>>51418017What does that matter when we know knowing of the hide of those Pokémon? Consider that Pokémon don't wear clothing and instead what you see is their natural hide. But this is another instance of anthropomorphism rearing it's head, humans have five million hair follicles on average, the same as every other primate. On average human body hair is shorter and finer, if it wasn't we would probably look more like chewbacca but the fact is that humans are also covered in short, fine hair instead of the longer hair found in other primates. Even if they're bipedal their proportions are different, their limbs are different and even in comparison to stylized humans they're still very distinct and their proportions aren't exactly specifically human-like. The sawk example has proportions of a long armed ape more than specific human proportions. In reality bipedalism is more or less the only big thing they have in common with humans. Their faces? Non-human, their proportions? Bipedal but distinct. Their limbs? Less human-like than actual primates.

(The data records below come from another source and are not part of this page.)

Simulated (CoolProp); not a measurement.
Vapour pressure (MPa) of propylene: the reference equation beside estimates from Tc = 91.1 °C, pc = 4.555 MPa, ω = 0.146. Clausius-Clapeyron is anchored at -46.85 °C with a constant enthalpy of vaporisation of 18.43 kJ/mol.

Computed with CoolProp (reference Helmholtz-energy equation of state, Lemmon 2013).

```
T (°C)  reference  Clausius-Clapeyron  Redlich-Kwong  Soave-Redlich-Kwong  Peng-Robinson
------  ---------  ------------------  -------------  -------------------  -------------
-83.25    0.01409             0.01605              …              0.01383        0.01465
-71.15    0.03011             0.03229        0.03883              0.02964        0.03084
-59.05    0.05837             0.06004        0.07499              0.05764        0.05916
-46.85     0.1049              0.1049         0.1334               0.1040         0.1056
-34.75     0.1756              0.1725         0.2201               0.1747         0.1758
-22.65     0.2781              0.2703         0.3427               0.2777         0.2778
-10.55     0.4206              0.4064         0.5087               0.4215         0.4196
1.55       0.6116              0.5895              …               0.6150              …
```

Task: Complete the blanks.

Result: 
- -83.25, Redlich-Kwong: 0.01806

In many ways real life primates are more "human-like" than they are, or more accurately humans are primates that share the planet with other primates. This is why in our human-centric narratives such that of the English sailor or Hanno the Navigator there's an emphasize on how human, to the point that they get confused for humans, other primates are.
So to me the so-called "humanoids" are okay because none of them look human, we have other animals in the real world that could be argued to be more "human-like", or more accurately primate like than they are. In my opinion fantasy animals like Pokémon are in a pretty good range, there's no cosplay tier designs like the ones from Digimon. The only real issue would be species being more like characters but I think this gives Pokémon uniqueness.